Don’t blame Citizens United for the worst excesses of this year’s election.

Instead, look to the failures of the Federal Election Commission.

The Supreme Court’s Citizens United decision — which created a constitutional right for corporations to spend unlimited amounts independently of federal candidates or party committees — has been rightly criticized for its legal incoherence, judicial activism and equation of corporations with individuals. However, it’s not responsible for two of the most outrageous aspects of the 2012 campaign: the super PACs that claimed to be independent despite their close association with candidates, and the hundreds of millions of dollars from secret donors that paid for an avalanche of negative campaign ads.

Concerning the super PACs, the court — in several rulings, including Citizens United — said the only unlimited campaign expenditures it was enabling had to be “wholly,” “totally” and “truly” independent of candidates and political parties. As for secret donors, the Citizens United opinion stated that, under existing law, the sources of funding for election ads would be fully and speedily disclosed on the Internet — promising that shareholders could hold corporations “accountable” for their political donations, and voters could “see whether elected officials are ‘in the pocket of so-called moneyed interests.’ ”

Both of those promises went unfulfilled this year — not because of the court’s ruling, but because of the FEC, the government agency whose job it is to enforce U.S. laws on money in politics.

It is the FEC and the permissive regulations it has created over the past decade that have allowed close connections between candidates, parties and political action committees. And it is the agency’s dysfunctional state — engineered by a Republican congressional leadership adamantly opposed to campaign finance reform — that has turned the Supreme Court’s promise of transparency into a joke.

When I was appointed to the FEC by President George H.W. Bush in 1991, I joined a panel of two fellow Republicans and three Democrats, commissioners who basically saw their jobs as ensuring that their party was treated fairly in the rough-and-tumble of elections.

In practice, this worked pretty well. When Congress created the FEC after the Watergate scandal of the early 1970s, it decreed that there be six commissioners, with no more than three from one party. At least four votes are required to take any action, such as opening an investigation or appealing a court decision.

This had an obvious potential for deadlock, but in my years on the commission, 3-to-3 ties were quite rare. The most partisan disputes involved a commissioner saying something like, “Well, if you’re going to vote that my party broke the law in this case, then you’d better vote the same way in this other case, where one of your guys does the same thing.”
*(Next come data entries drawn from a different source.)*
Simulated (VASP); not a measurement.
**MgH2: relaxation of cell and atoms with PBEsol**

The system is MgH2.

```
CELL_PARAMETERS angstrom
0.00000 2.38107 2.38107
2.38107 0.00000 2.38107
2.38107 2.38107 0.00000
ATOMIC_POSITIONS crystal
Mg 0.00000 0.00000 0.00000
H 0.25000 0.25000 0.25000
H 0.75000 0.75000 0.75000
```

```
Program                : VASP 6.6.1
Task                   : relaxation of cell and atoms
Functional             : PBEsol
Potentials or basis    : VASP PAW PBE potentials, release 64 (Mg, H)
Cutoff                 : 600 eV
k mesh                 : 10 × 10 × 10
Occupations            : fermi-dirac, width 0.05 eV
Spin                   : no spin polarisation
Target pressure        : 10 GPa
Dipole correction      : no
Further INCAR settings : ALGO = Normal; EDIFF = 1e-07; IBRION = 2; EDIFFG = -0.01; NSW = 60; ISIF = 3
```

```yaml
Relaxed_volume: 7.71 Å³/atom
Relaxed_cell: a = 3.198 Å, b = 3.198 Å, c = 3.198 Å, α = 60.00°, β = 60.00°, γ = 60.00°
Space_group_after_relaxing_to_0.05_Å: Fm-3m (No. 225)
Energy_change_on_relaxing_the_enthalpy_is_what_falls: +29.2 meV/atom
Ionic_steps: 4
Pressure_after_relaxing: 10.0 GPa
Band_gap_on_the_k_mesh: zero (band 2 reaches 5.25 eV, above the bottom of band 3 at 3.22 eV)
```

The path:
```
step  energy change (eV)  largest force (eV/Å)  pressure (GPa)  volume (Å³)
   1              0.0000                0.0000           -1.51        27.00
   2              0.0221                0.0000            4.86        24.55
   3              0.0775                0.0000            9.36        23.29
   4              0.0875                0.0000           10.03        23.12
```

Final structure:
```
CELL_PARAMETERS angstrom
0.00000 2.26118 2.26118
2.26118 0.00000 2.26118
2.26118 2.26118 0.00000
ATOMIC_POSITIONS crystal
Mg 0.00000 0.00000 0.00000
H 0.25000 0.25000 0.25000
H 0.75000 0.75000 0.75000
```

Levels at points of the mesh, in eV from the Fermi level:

My fellow commissioners largely believed in the FEC’s mission and worked hard to enforce campaign finance laws.

Things began to go badly wrong with campaign finance law during the 1996 presidential campaign, when Democrats’ cultivation of big “soft money” contributors — donors, some of them foreign, who gave money to “party-building” organizations — resulted in a lengthy Justice Department investigation. It was also becoming clear to many in Congress that soft-money donations to the Republican and Democratic national committees were corrupting the legislative process.